JEFFERSON CITY, Mo. – Former Rep. Shannon Cooper, reprentative for the Carpenters District Council may have put it best Tuesday afternoon when he said he felt like Mel Gibson’s portrayal of William Wallace at the end of Braveheart.

“We fought a good fight, but we know where we’re heading,” the union representative said during the House Economic Development Committee hearing on right-to-work legislation.

The three-and-a-half-hour long hearing was a formality – painful for the dozens of union members that crammed into the committee room and a hurdle in the way towards the inevitability that, short of a cataclysmic event, Missouri will become a right-to-work state in 2017.

Rep. Holly Rehder, R-Sikeston, chairs the Economic Development Committee, and she has served as the lead sponsor of labor reform legislation since 2015, authoring 2015’s right-to-work bill as well as 2016’s “paycheck protection” bill. She also authored this year’s version of the bill, HB 91, though Reps. Bill White, Rick Brattin, Bill Lant and Charlie Davis also offered near identical versions. All gave their testimony concurrently before members of the public had the opportunity to testify.

Rehder tried to assuage concerns the law would damage unions by saying right-to-work legislation simply affords employees a chance to ensure their unions would work for them.

“Workers who believe their unions are the best avenue to bargain will have no objection to pay their dues, but workers who do not believe their union is helping them can opt out,” she said.
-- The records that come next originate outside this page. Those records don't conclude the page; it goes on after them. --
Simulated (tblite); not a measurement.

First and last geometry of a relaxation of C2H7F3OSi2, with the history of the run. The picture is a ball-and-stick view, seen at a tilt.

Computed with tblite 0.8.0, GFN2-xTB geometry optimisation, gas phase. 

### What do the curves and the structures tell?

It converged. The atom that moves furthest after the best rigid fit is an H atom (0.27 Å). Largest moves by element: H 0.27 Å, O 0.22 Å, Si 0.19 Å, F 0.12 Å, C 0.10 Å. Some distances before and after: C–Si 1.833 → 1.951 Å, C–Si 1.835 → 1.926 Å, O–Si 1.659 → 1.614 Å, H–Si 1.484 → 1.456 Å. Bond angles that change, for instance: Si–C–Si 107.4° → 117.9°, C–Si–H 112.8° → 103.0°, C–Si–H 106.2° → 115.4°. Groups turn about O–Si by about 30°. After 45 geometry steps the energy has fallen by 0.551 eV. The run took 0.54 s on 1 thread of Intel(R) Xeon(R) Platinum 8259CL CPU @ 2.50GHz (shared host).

However, for Cooper and other union members, Missouri’s status as the next and 28th right-to-work states equates to a government intervention that neuters the power of labor unions to represent their workers and provide benefits like higher wages, strong benefits, and increased worker safety for its members.

“In my opinion, this is nothing but government overreach,” Mike Louis, the president of the Missouri AFL-CIO said. “Employers and their employees have a right to negotiate a union security clause in their contract… If they want to organize, they should be able to do so without your interference.”

State Treasurer Eric Schmitt testifies in support of right-to-work legislation Jan. 10, 2017. (Travis Zimpfer/ THE MISSOURI TIMES)
State Treasurer Eric Schmitt testifies in support of right-to-work legislation Jan. 10, 2017. (Travis Zimpfer/THE MISSOURI TIMES)

However, those in support of right-to-work stressed its necessity to save the state in the face of economic distress. State Treasurer Eric Schmitt stopped by the hearing to testify right-to-work would greatly improve Missouri’s economic standing, especially when it comes to competing for businesses to invest their resources in the state of Missouri, generating jobs and employing Missourians.

Schmitt even believes it is essential just to keep people in the state.

“We used to have 13 congressional districts when this debate first began. Now, we have eight,” Schmitt said. “We need to do everything we need to do to put Missouri on a sound financial footing. We are in a very fierce competition with other states for jobs. We have to use every tool in the arsenal.”

Right-to-work supporters joined Schmitt in saying the policy would give Missouri a chance to compete with surrounding states. Most of the representatives who filed the five bills come from southern parts of the state. Rehder is from Sikeston near the Arkansas and Tennessee borders and White, Lant and Davis are from the Joplin area (the bills will likely be rolled into one).

“I fight with Kansas, Oklahoma and Arkansas for business to come to our town,” White said.

Lant noted that businesses that had collectively employed thousands of people in his district had left for greener pastures in right-to-work states.

The fear of losing out contributes to the urgency Republican leadership has attempted to pass the proposal. The bill was one of the first heard in committee for the 2017 legislative session, in large part to Speaker Todd Richardson’s commitment to “bold” reform he promised in his opening remarks last week.

Rehder noted she and the Speaker would work to get Right-to-Work through the House “as fast as the legislative process will allow.”